On April 12, 2011, California Governor Jerry Brown signed Senate Bill 2 of the 1st Extraordinary Session (SB 2X) into law. SB 2X requires California retail electric providers to procure 33 percent of their retail energy sales from eligible renewable sources by 2020. Previously, they were required to procure 20 percent of those sales from renewable sources by 2010.
SB 2X provides a broad mandate to the California Public Utilities Commission (CPUC) and to local publicly owned electric utilities to implement the requirements of the bill, which are both wide-ranging and esoteric. SB 2X also adds regulation that further clouds the ability of out-of-state renewable projects to enter the California renewables market, but may also include a silver lining for existing projects that have entered into power purchase agreements which were previously approved by the CPUC.
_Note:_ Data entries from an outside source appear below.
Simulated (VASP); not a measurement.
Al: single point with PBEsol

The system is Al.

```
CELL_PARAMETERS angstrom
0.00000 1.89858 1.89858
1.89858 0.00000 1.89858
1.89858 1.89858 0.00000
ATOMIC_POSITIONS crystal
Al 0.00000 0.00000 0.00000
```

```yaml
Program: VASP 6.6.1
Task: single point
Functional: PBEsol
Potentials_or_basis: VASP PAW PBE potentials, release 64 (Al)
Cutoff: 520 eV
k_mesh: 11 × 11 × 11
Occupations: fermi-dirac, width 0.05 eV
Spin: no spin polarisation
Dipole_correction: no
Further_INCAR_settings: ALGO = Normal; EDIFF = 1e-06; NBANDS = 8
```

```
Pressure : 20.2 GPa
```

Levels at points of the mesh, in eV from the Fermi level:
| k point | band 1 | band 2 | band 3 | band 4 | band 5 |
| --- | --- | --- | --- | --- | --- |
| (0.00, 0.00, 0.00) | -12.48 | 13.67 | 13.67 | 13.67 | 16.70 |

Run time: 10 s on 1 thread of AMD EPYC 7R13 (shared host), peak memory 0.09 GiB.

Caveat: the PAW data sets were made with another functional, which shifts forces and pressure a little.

This advisory explores that ambiguity and its implications on the California renewables market.
As described in an earlier advisory, the CPUC issued a decision in January 2011 authorizing the use of tradable renewable energy credits (TRECs) to satisfy the requirements of the California Renewables Portfolio Standard (RPS) program (2011 TREC Decision).
Prior to the 2011 TREC Decision, CPUC-regulated entities had been required to procure RPS power exclusively through “bundled” contracts (i.e., an integrated transaction in which the CPUC-regulated entity purchases both the physical energy and TRECs from one seller). The 2011 TREC Decision allows CPUC-regulated entities to procure TRECs separate from their associated energy (i.e., an RPS generator may now sell its physical energy to one entity, and in a separate transaction, sell the TRECs associated with that physical energy to a CPUC-regulated entity). This additional flexibility for CPUC-regulated entities should provide incentives for the development of RPS power by offering additional revenue streams potentially available to RPS project developers, both in- and out-of-state.
Through the 2011 TREC Decision, the CPUC limited the three largest California Investor Owned Utilities’ (IOUs) use of TRECs for RPS compliance to not more than 25 percent of the IOU’s annual RPS megawatt-hour purchases. In addition, the 2011 TREC Decision determined that most, if not all, transactions involving firmed and shaped products that provide incremental power would be considered transactions involving TRECs subject to the 25 percent cap—including contracts involving firmed and shaped products previously approved by the CPUC as bundled.
SB 2X will impact the flexibility of retail electric providers to meet their RPS obligations
Beginning in 2013, SB 2X mandates that retail electric providers meet their RPS compliance obligation through procurement of eligible renewable energy resources in three portfolio content categories, with a minimum of 50 percent procured from in-state and in-state equivalent products, a maximum of 25 percent from unbundled RECs, and the remainder from firmed and shaped products that provide incremental power. Ultimately in 2017, these percentages change to a minimum of 75 percent from in-state and in-state equivalent products, a maximum of 10 percent from unbundled RECs, and the remainder from firmed and shaped products that provide incremental power.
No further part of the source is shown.